Note: This tutorial uses the third beta version of Python 3.11. You might experience small differences if you use a later version. However, tomllib builds on a mature library, and you can expect that what you learn in this tutorial will stay the same through the beta phase and in the final release of Python 3.11.

If you’re maintaining your own Python package, then the beta phase is an important period when you should start testing your package with the new version. Together with the community, the core developers want to find and fix as many bugs as possible before the final release.

Cool New Features

Some of the highlights of Python 3.11 include:

There’s a lot to look forward to in Python 3.11! You can already read about the enhanced error messages and task and exception groups in earlier Python 3.11 preview articles.

In this tutorial, you’ll focus on how you can use the new tomllib library to read and parse TOML files. You’ll also get a short peek at some of the typing improvements that’ll be shipping with Python 3.11.

Installation

To play with the code examples in this tutorial, you’ll need to install a version of Python 3.11 onto your system. In this subsection, you’ll learn about a few different ways to do this: using Docker, using pyenv, or installing from source. Pick the one that works best for you and your system.

Note: Beta versions are previews of upcoming features. While most features will work well, you shouldn’t depend on any Python 3.11 beta version in production or anywhere else where potential bugs will have serious consequences.

If you have access to Docker on your system, then you can download the latest version of Python 3.11 by pulling and running the python:3.11-rc-slim Docker image:

$ docker pull python:3.11-rc-slim
3.11-rc-slim: Pulling from library/python
[...]
docker.io/library/python:3.11-rc-slim

$ docker run -it --rm python:3.11-rc-slim

This drops you into a Python 3.11 REPL. Check out Run Python Versions in Docker for more information about working with Python through Docker, including how to run scripts.

The pyenv tool is great for managing different versions of Python on your system, and you can use it to install Python 3.11 beta if you like. It comes with two different versions, one for Windows and one for Linux and macOS. Choose your platform with the switcher below:

On Windows, you can use pyenv-win. First update your pyenv installation:

PS> pyenv update
:: [Info] ::  Mirror: https://www.python.org/ftp/python
[...]

Doing an update ensures that you can install the latest version of Python. You could also update pyenv manually.

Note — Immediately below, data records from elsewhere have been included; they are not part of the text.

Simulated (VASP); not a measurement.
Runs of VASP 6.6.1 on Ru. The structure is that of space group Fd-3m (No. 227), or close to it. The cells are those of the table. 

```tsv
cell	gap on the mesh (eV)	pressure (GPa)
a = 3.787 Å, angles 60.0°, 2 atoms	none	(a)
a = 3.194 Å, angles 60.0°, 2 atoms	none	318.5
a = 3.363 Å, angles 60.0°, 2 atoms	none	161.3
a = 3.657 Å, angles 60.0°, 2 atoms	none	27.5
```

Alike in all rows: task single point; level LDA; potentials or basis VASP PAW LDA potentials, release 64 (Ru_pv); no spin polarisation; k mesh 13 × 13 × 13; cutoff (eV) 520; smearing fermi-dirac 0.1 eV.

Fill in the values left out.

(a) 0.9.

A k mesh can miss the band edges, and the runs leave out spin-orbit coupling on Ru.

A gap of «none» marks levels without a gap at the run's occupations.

Use pyenv install --list to check which versions of Python 3.11 are available. Then, install the latest one:

$ pyenv install 3.11.0b3
Downloading Python-3.11.0b3.tar.xz...
[...]

The installation may take a few minutes. Once your new beta version is installed, then you can create a virtual environment where you can play with it:

PS> pyenv local 3.11.0b3
PS> python --version
Python 3.11.0b3

PS> python -m venv venv
PS> venv\Scripts\Activate.ps1

You use pyenv local to activate your Python 3.11 version, and then set up the virtual environment with python -m venv.

You can also install Python from one of the pre-release versions available on python.org. Choose the latest pre-release and scroll down to the Files section at the bottom of the page. Download and install the file corresponding to your system. See Python 3 Installation & Setup Guide for more information.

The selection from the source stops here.